Feb
10
2011

Christchurch, NZ (CBS Canterbury Arena)

  (0) Comments
With None

SHOW REVIEW

Sting in Christchurch...

My opinion of Sting has always seen the music overshadowed by the public profile of the musician and my open-mindedness is certainly not helped by recent scandals involving ruffled egos and arena bans.

But he claims to be offering new discoveries, so perhaps I should listen with new ears? After all, he has written some of the most enduring popular music of the past four decades.

Sting has talked up the new "depths" and "nuances" to be found in orchestrations of his classics but, to be honest, the world and his wife are doing that shtick nowadays. Much of his career has progressed beyond the Police trio format anyway, as has his ability to apply a broader brush in his art, so there's little genuinely fresh or audacious in songs ('Russians', 'Fields of Gold' and plenty more) that were already painted from a wider palette.

New ears or not, I still find the jaunty bounce of 'An Englishman In New York' irritating in the extreme, but I do have to admit there are occasional moments when my resistance weakens and I am intrigued by what he is attempting.

'Bourbon Street' is pure Les Miserables and 'You Will Be My Ain True Love' delivers on the haunting star turn Alison Krauss gave it in the movie Cold Mountain. Sting even manages to wrestle a piece of 'I Hung My Head' back from Johnny Cash by painting it into an impressive Western cinescape.

Sting is undoubtedly a consummate performer in truly exceptional voice. He is surrounded by a small core of regular musical collaborators and the ever-dependable NZSO, conducted with style by Steven Mercurio.

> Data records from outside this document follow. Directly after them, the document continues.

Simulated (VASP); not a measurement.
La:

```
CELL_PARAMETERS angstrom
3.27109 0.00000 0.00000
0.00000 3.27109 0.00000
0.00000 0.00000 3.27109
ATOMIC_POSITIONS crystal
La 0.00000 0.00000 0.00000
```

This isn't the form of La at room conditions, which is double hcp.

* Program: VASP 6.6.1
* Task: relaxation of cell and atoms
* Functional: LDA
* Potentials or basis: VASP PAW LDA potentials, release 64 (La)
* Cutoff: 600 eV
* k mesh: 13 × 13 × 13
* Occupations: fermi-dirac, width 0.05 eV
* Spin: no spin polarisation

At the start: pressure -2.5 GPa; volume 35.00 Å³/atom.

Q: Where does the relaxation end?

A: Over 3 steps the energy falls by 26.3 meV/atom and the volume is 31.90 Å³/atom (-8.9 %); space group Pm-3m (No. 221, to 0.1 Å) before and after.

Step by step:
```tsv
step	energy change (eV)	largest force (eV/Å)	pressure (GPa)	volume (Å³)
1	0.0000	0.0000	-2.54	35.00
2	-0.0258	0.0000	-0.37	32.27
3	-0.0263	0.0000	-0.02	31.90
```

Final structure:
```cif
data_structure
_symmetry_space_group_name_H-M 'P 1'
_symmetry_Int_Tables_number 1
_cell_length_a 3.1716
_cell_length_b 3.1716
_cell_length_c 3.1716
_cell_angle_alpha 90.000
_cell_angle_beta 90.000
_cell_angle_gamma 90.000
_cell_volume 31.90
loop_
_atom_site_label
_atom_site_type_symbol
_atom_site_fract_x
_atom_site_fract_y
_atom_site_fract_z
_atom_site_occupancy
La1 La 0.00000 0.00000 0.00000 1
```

But I can't help but notice that Mercurio's flourishes make him by far the most animated man in the CBS Barn. All around me, fans nod heads almost imperceptibly or tap their thighs delicately. This is their $150 hero! When did music fail to move them so? One man danced with his tween daughter for one song but the rest of the capacity crowd seem stiff, mannequin-like.

The whole thing is pitched so conservatively into the middle of the road that all Canterbury seems stirred to do is politely clap. By the last half hour, a few people are on their feet and I guess the standing ovation means they all enjoyed it. I remain curiously unmoved.